Validation and application of a forest gap model to the southern Rocky Mountains

- UVAFME can be used to simulate forest dynamics in the southern Rocky Mountains.
- A 2 °C increase may result in significant changes in biomass and species composition.
- Forest ecotones may shift upslope under climate warming.
- Models like UVAFME can be used to help understand the future of valuable ecosystems.

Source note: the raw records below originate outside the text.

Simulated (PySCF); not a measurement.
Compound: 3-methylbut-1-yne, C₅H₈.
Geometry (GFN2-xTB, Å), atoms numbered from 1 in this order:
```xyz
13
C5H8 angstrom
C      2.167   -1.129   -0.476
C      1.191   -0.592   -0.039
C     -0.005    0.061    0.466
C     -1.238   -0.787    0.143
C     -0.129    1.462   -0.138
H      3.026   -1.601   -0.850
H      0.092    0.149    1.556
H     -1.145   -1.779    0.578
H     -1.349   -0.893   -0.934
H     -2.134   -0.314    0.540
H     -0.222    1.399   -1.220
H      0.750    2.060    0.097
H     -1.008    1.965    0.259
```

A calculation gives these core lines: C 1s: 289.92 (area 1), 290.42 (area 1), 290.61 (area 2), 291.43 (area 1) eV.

Rocky Mountain forests are highly important for their part in carbon cycling and carbon storage as well as ecosystem services such as water retention and storage and recreational values. These forests are shaped by complex interactions among vegetation, climate, and disturbances. Thus, climate change and shifting disturbances may lead to significant changes in species composition and biomass. Individual tree-based modeling allows various climate change scenarios and their effects on forest dynamics to be tested. We use an updated individual-based gap model, the University of Virginia Forest Model Enhanced (UVAFME) at four sites in the southern Rocky Mountains. UVAFME is quantitatively and qualitatively validated at these sites against inventory data and descriptions of vegetation zonation and successional dynamics. Results show that UVAFME can be used to reasonably simulate the expected change in species composition with elevation for the southern Rocky Mountains region. UVAFME output on size structure (stems size class−1 ha−1) and species-specific biomass (tonnes C ha−1) is comparable to forest inventory data at these locations. UVAFME can also simulate successional dynamics to accurately predict changes in species dominance with landscape age. We then perform a hypothetical climate sensitivity test in which temperature is first increased linearly by 2 °C over 100 years, stabilized for 200 years, cooled back to present climate values over 100 years, and again stabilized for 200 years. Results show that elevated temperatures within the southern Rocky Mountains may lead to decreases in biomass and shifts upslope in species composition, especially that of ponderosa pine (Pinus ponderosa), Douglas-fir (Pseudotsuga menziesii), and lodgepole pine (Pinus contorta). At some ecotones these changes are also likely to be fairly long lasting for at least 100 years. The results from these tests suggest that UVAFME and other individual-based gap models can be used to inform forest management and climate mitigation strategies for this region.